Nobel Laureate Muhammad Yunus: Changing the System, One Social Business at a Time

September 21, 2009 – Nobel Peace Prize laureate Muhammad Yunus is proof that ideas can start small and go on to change the world.

Starting with a $27 loan to 42 Bangladeshi villagers in 1976, Yunus founded a bank that now makes more than $1 billion a year in "microloans" to 8 million borrowers.

Further, Yunus' concept of collateral-free microloans has become a global movement that has dispersed more than $20 billion to nearly 100 million households in more than 50 countries, said Gowher Rizvi, vice provost for international programs at the University of Virginia, as he introduced his longtime friend Yunus on Sunday to a crowd of more than 1,000 in University Hall.

The magnitude of microfinance's impact is staggering, Rizvi said. Millions of the poorest people in the world, many of whom earn less than $1 a day, have used microloans to start household ventures as simple as buying one chicken and selling the eggs. Microloans also pay for schooling that allows children to become engineers, doctors and other professionals, a huge leap in one generation from the circumstances of their parents.

"Availability of affordable and reliable credit offers the best hope of breaking the vicious circle of economic, social and demographic structure that ultimately cause poverty," said Rizvi in his introduction of "one of the most transformative human beings on our earth," drawing a standing ovation welcome from the crowd.

Yunus, who was recently awarded the Presidential Medal of Freedom, America's highest civilian honor, recounted the birth and epic growth of the simple concept of microloans.
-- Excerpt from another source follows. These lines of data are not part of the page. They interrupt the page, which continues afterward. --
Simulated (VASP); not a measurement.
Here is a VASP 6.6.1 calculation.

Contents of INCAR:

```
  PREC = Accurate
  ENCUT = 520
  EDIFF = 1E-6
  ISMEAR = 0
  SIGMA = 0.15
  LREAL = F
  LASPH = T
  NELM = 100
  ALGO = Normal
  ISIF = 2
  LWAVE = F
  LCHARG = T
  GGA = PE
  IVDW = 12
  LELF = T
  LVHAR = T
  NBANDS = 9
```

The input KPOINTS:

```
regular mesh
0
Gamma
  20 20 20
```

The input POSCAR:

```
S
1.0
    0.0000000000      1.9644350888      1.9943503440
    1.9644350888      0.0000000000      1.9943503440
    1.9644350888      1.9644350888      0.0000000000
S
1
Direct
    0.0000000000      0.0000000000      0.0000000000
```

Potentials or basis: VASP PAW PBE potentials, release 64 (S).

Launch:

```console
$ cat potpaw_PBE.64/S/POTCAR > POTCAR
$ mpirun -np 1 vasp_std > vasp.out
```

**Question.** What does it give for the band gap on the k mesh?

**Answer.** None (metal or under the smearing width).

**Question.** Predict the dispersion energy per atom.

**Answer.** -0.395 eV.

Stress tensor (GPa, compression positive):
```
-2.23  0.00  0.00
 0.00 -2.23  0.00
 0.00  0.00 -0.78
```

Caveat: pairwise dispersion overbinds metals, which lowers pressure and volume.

Shortly after Bangladesh became an independent country in 1971, Yunus left his job as a professor of economics in the United States to help rebuild his homeland. When a famine struck, Yunus witnessed people dying and felt "disgusted and tortured inside" that all his academic learning and economic theories could do nothing to help, he recounted.

When he visited struggling villages to help in whatever small ways he could, he soon observed how many Bangladeshis were suffering at the hands of loan sharks. His initial $27 loan allowed the 42 Bangladeshi villagers to pay off their loan sharks.

After observing the huge positive impact of his first few small-dollar loans, he asked banks to help him multiply these collateral-free loans. Bankers' conventional wisdom held that the poor were not creditworthy, and should not be given loans. Yunus personally signed as a guarantor of every tiny loan to villagers, and the loans were repaid successfully. Still, the banks declined to adopt and promote this new type of loan, so Yunus founded Grameen Bank in 1976, to make his own microloans.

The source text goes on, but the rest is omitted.